Reputation: 839
My data looks like this after import
A = data.frame( ID= c(1,2,3,4,5,6), Name = c(NA,"A",NA,NA,NA,"B"))
>A
ID Name
1 <NA>
2 A
3 <NA>
4 <NA>
5 <NA>
6 B
I expect this result, when I select all rows with Name=="A":
ID Name
2 2 A
However, I get 5 rows:
> A[A$Name=="A",]
ID Name
NA NA <NA>
2 2 A
NA.1 NA <NA>
NA.2 NA <NA>
NA.3 NA <NA>
Note that I do not look for complete.cases()
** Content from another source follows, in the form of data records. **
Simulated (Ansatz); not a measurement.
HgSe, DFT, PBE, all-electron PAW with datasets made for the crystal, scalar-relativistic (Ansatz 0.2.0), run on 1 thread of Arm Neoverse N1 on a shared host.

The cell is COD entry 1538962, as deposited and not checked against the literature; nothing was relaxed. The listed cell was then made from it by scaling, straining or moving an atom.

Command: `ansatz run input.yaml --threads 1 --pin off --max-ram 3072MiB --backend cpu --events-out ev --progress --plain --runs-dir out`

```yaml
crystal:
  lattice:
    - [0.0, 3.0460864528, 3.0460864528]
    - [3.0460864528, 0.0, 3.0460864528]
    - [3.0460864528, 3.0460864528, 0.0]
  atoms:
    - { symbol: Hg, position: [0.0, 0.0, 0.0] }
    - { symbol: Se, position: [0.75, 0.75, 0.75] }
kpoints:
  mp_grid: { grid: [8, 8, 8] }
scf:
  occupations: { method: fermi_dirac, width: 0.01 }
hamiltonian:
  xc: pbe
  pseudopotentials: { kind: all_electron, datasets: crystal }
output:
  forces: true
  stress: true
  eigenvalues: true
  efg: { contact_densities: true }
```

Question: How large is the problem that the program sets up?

since there are many more columns in the data frame. And I also did specify the na.strings
parameter during read.csv(...,na.strings = NA)
. The missing values are not "NA" but NA in the csv file and playing around with that during import did not change anything.
Upvotes: 1
Views: 125
Reputation: 24074
You can also use %in%
instead of ==
:
A[A$Name %in% "A", ]
# ID Name
#2 2 A
Upvotes: 2
Reputation: 887118
Here is a way by setting 'Name' as the key column after converting to data.table
.
library(data.table)
setDT(A, key='Name')['A']
# ID Name
#1: 2 A
Upvotes: 1
Reputation: 5424
Yes, this is apparently desired behaviour of R.
Try
A = data.frame( ID= c(1,2,3,4,5,6), Name = c(NA,"A",NA,NA,NA,"B"))
A[A$Name=="A" & !is.na(A$Name),]
ID Name
2 2 A
This is because comparing NA to a value equates to NA and not TRUE or FALSE
"B" == "A"
[1] FALSE
"A" == "A"
[1] TRUE
NA == "A"
[1] NA
Upvotes: 1
Reputation: 1632
To see the result you need, try this:
> subset(A,Name=="A")
ID Name
2 2 A
Upvotes: 5